Daughter + dad = making the world a better place

Are male bosses who are dads of daughters more likely to create a more equal, diverse workplace? Oliver Haill investigates.

Dads

 

Parents often think about how they influence their children, but don’t generally ponder how the reverse can be true too.

One way that babies influence their dads, apart from denying them sleep and absorbing much of their money, is if they have daughters. When a dad is in a position of power and influence, such as in charge of a company, this daughter-father influence can create a powerful force for positive change.

Research backs this up. One study in Denmark found that male CEOs who became dads to daughters were more likely to act to close the gender pay gap at their company, with women’s wages rising relative to men’s. The birth of a son had no effect on the wage gap.

“Our results suggest that the first daughter ‘flips a switch’ in the mind of a male CEO, causing him to attend more to equity in gender-related wage policies,” the authors wrote.

If other dads are anything like me, it was less of a flicking of switch than a swirling array of new thoughts and concepts going through my mind in the first weeks and months of becoming a dad.

One of the many ways my daughter blew my mind was to make me think about the world in a whole new ways: gender-appropriate clothes and toys, gender stereotypes, glass ceiling stories in newspapers and news about the shortage of women CEOs in the FTSE 100 became more of a personal matter. I don’t think I was in any way backward in my way of thinking before I became a dad, but I started to think more and more about how my daughter would fit into the world as she grew up.

And I am by no means alone.

A key group

“The birth of my daughter turned my world upside down,” says Alex Hirst, a former brand manager who started the Hoxby freelance collective.

“I think, as a father, you have an inherent desire to want to protect your daughter. But I think I have an extra resolve to make sure she has the same opportunities that I’ve had. And it made me realise that I’d been taking for granted the opportunities that I’d had as a guy and made me pay more attention to the issue of gender equality and what men need to do to be the solution.

“I think fathers of daughters are a really key group, as I think that they understand what it is to be a man and they understand what it’s like to want the best for a woman.”

Trying to make the world a more equal place is, of course, not just true of Danish CEOs, but is a phenomenon for dads of daughters around the world. Joint research in the US and China found that when a firm was led by a CEO with at least one daughter, it rated higher on measures of diversity, employee relations and environmental stewardship. The research indicated having female children can increase empathy with regard to employee wellbeing and social issues generally.

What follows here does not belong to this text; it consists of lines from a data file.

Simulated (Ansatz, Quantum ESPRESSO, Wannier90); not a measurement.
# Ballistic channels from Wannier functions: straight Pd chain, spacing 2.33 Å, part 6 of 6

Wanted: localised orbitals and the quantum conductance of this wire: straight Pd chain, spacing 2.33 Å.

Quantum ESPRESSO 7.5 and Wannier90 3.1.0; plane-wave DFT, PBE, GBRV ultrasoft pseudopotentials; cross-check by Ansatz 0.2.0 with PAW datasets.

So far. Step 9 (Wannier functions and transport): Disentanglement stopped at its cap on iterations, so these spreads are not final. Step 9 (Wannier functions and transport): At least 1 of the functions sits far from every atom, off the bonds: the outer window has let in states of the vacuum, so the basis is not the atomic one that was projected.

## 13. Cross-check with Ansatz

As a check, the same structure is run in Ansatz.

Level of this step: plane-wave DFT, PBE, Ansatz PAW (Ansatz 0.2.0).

Alex set up the Hoxby collective with business partner Lizzie Penny around a work-allocation system that is designed to help parents and others who need more flexible working arrangements compete against people who work a full nine-to-five.

“Having a daughter didn’t necessarily change the purpose or direction of Hoxby, but basically made me reframe what I was doing. It made it more personal and more important to me to make it work for Olivia’s sake,” says Alex.

It’s not just men in charge of businesses who may see things differently when then they become dads to daughters: it can spark positive change in many walks of life.

In one of his key acts as President, Barak Obama, a dad of two daughters, put in place fair pay legislation that aims to close the gender pay gap and new rules to compel companies to provide annual data on how much they pay employees based on gender, race and ethnicity. He was quoted in the Washington Times stating: “I want to make sure my daughters are getting the same chances as men. I don’t want them paid less for doing the same job as some guy is doing.”

Studying the decisions of Supreme Court judges in women’s rights cases led academics to suggest that having a daughter made judges learn what it’s like to be a woman. “Male judges perhaps learn a lot from having daughters. They might learn about things like discrimination in the workplace or discrimination on the basis of pregnancy,” the authors of the research say.

One way of reading it is that men become more sensitive to issues as they see their daughters come up against gender barriers the men themselves have never faced.

Targeting dads of daughters

That awareness has led to HR departments and campaigners specifically targeting dads of daughters to push through progressive gender equality policies.  Independent girls’ school have also been holding Dads4Daughters days on the back of this. Partly inspired by the UN’s HeForShe initiative, the campaign’s aim is to achieve greater gender equality in the workplace by enlisting fathers directly and by raising awareness amongst men of the key feminist issues faced by contemporary working women.

St Paul’s Girl’s School in London, which launched the campaign and has developed an online test that dads can do to test their unconscious biases, says: “When men become fathers of daughters, many report that their perspective on gender equality dramatically changes. They also become acutely aware of the challenges of achieving a work-life balance both for themselves and the women around them…When directly asked to consider if they would be happy for their daughters to work in a particular organisation, this can strike a real chord and motivate them to take real action. Moreover, many men are uniquely placed to take action and should be actively encouraged to do so.”

Even for those who are not CEOs or senior managers, having a daughter can have a big impact at work. For communications expert Paul Holland, having a daughter was one spur to him taking Shared Parental Leave. “I want my daughter to grow up in a world where her sex has no impact on her aspirations, her career or on how others view her,” he says. “One important way men can help shape such a world is to take up their right to look after their child in its early years.”

The challenge for equality campaigners is to extend this awareness more broadly.